ImgFS: Image-oriented File System --- general description

Outline of this document

Project background
Project goals
General description

Context

The aim of this project is to have you develop a large program in C on a "system" theme. The framework chosen this year is the construction of a command-line utility to manage images in a specific format file system, inspired by the one used by Facebook. For your information, Facebook's system is called "Haystack" and is described in the following paper: https://www.usenix.org/event/osdi10/tech/full_papers/Beaver.pdf.) You are not required to read this paper as part of the course (it's just for information) because, obviously, we'll be implementing a simplified version of this system. All the basic concepts required for this project are introduced here in a simple way, assuming only standard "user" knowledge of a computer system.

Social networks have to manage hundreds of millions of images. The usual file systems (such as the one used on your hard disk, for example) have efficiency problems with such large numbers of files. Furthermore, they aren't designed to handle the fact that we want to have each of these images in several resolutions, e.g. very small (icon), medium for a quick preview and normal size (original resolution).

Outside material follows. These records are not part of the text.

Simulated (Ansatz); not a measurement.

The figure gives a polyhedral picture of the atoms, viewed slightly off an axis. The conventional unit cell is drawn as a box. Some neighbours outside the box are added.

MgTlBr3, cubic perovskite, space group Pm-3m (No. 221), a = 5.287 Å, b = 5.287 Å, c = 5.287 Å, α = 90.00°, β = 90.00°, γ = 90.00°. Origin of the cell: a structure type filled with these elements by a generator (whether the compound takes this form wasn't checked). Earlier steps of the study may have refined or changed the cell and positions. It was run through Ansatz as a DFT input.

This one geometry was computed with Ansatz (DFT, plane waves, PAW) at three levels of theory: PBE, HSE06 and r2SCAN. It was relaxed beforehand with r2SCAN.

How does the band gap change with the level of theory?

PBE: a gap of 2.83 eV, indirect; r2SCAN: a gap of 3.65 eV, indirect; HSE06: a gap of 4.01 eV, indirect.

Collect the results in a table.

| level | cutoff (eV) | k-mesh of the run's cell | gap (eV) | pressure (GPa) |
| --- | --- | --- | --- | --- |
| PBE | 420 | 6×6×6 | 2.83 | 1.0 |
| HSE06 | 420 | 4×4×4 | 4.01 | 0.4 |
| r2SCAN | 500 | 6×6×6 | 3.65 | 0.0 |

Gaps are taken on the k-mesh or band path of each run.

In the "Haystack" approach, several images are contained in a single file. What's more, different resolutions of the same image are stored automatically. This single file contains both data (the images) and metadata (information about each image). The key idea is that the image server has a copy of this metadata in memory, to enable very rapid access to a specific photo in the right resolution.

This approach has a number of advantages: firstly, it reduces the number of files managed by the operating system; secondly, it elegantly implements two important aspects of image database management:

Automatic management of multiple resolutions;
The ability to not duplicate identical images submitted under different names (for example from two different users). This optimization is incredibly useful for any social network.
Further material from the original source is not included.